The Internet has been buzzing this week with the story of researchers in France developing a “hybrid nanoparticle-organic transistor that can mimic the main functionalities of a synapse.”

You may have seen a number of different versions of this story this week, but I recommend Nanowerk’s coverage of it, which I quoted above. Nanowerk manages to bring some context to the research and how nanotechnologies have been used to try and duplicate some of the functions of the human brain and apply them to computer science, most notably DARPA’s SyNAPSE project. 

In addition, Nanowerk has an interview with the lead researcher, Dominique Vuillaume, a research director at CNRS and head of the Molecular Nanostructures & Devices group at the Institute for Electronics Microelectronics and Nanotechnology (IEMN) that reveals it as a far more significant piece of research that I had originally thought when I read the first news accounts.

The researchers have dubbed their device NOMFET (Nanoparticle Organic Memory Field-Effect Transistor), and as the name indicates it is an organic transistor, based on pentacene and gold nanoparticles.

The details of how the transistor work as described in the Nanowerk article explains the ingenious way that the researchers were able to mimic the “short-term plasticity” of a synapse.

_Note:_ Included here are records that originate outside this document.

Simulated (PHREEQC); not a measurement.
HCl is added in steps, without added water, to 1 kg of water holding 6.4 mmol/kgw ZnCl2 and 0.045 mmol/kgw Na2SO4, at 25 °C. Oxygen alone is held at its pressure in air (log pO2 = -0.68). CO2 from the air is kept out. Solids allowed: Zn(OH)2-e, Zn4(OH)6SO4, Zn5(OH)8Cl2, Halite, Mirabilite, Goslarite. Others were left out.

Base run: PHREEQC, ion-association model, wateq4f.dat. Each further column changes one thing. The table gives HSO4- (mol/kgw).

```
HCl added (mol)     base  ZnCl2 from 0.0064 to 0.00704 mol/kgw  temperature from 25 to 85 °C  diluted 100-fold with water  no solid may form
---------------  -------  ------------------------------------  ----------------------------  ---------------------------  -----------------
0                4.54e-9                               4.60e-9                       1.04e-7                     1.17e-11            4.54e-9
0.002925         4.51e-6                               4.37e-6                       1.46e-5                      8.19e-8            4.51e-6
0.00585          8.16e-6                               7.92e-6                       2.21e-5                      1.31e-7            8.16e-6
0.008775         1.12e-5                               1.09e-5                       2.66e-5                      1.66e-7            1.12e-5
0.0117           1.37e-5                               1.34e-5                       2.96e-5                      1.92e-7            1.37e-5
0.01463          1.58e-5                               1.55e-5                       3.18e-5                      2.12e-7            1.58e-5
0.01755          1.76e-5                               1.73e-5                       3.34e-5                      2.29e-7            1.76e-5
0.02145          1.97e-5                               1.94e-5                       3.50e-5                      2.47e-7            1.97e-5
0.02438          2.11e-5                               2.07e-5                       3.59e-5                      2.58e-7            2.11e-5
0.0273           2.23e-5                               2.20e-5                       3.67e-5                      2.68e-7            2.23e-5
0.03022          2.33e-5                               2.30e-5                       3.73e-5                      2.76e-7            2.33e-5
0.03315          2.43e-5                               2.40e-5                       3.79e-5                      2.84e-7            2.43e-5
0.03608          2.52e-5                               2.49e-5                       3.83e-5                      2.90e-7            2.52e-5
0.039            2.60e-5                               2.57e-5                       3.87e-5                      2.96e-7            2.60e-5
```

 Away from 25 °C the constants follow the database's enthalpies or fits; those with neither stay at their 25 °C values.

While this is a remarkable development it would not be quite as significant to the development of neuron-inspired computer systems if it were not for its big improvement on silicon-based CMOS chips in duplicating neural networks.

As quoted in the article, Vuillaume says “…even if silicon CMOS chips have been designed and fabricated to emulate the brain behaviors, this approach is limited because it takes several – at least seven – silicon transistors to build an electronic synapse. Here, we did the same job with a single device."

When one considers that there are 10,000 synapses for every neuron in the human brain, reducing size becomes increasingly important if your aim is duplicating the architecture of the human brain.